I seriously doubt that any jury would convict on a charge of murder when the intent to kill cannot be proven beyond resaonable doubt. That manslaughter was the result of the individual’s actions is, in my opinion, well and truely beyond doubt and should be applied.

Niall
2021 years ago

I seriously doubt that any jury would convict on a charge of murder when the intent to kill cannot be proven beyond resaonable doubt. That manslaughter was the result of the individual’s actions is, in my opinion, well and truely beyond doubt and should be applied.

murph
2021 years ago

Niall

It does not matter whether he intended to kill Hookes. If he simply intended to hurt his victim and that victim dies, then it is murder.

You cannot belt someone in the head and then say “I meant to teach him a lesson but not kill him.”

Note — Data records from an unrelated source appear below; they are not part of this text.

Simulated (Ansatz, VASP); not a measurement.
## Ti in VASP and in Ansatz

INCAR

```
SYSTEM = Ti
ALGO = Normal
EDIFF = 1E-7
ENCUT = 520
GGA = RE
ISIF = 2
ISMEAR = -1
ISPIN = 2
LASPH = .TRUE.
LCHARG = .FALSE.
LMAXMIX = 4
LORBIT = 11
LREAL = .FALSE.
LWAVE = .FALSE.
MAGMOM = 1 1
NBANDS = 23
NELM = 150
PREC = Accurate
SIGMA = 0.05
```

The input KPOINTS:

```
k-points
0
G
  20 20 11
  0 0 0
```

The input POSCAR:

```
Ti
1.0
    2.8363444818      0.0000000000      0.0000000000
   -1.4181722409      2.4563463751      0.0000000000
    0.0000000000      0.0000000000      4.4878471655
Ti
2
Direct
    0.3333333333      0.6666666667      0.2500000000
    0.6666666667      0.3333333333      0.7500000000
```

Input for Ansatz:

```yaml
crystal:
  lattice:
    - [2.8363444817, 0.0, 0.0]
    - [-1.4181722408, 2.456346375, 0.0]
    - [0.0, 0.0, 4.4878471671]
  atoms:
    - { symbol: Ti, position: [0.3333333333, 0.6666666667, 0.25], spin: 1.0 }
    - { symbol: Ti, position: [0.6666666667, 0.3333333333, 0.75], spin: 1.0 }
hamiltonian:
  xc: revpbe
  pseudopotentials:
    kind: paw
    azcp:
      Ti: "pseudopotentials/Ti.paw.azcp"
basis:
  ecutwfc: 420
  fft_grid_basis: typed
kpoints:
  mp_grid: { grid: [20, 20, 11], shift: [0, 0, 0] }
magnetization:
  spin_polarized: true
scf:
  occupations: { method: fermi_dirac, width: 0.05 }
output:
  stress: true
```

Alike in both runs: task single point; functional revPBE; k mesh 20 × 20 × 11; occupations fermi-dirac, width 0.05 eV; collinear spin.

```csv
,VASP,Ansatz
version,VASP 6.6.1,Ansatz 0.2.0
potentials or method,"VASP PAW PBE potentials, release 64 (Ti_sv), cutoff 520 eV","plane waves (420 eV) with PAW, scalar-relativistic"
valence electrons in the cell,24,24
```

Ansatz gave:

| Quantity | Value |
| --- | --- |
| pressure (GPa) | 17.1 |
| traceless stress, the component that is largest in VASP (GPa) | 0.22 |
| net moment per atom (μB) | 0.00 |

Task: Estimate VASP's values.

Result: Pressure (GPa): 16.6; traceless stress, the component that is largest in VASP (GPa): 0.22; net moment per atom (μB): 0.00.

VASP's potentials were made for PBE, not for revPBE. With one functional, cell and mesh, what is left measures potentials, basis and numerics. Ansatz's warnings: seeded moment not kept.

I think a jury will convict.

mt
mt
2021 years ago

On the purely legal point about Victoria’s statutory felony-murder rule, it’s been suggested that the phrase ‘necessary elements of which include violence’ means that the ONLY crime to which the rule now applies is robbery. R v Butcher I think is cited in support of this. (I forget the citation.)

Antipodean
Antipodean
2021 years ago

This reminds me of an infamous case in Perth some time ago where a local thug, (Christianson?) beat up a younger night clubber where he fell to the pavement after the blow and died as a result of head injuries sustained from the fall. Having links to organized he skipped town and surrendered to police in Melbourne a few days later accompanied by his mob lawyer. As I recall the magistrate found that the night clubbers inebriated state was a significant contribution to his injuries and the thug got off with a relatively light sentence.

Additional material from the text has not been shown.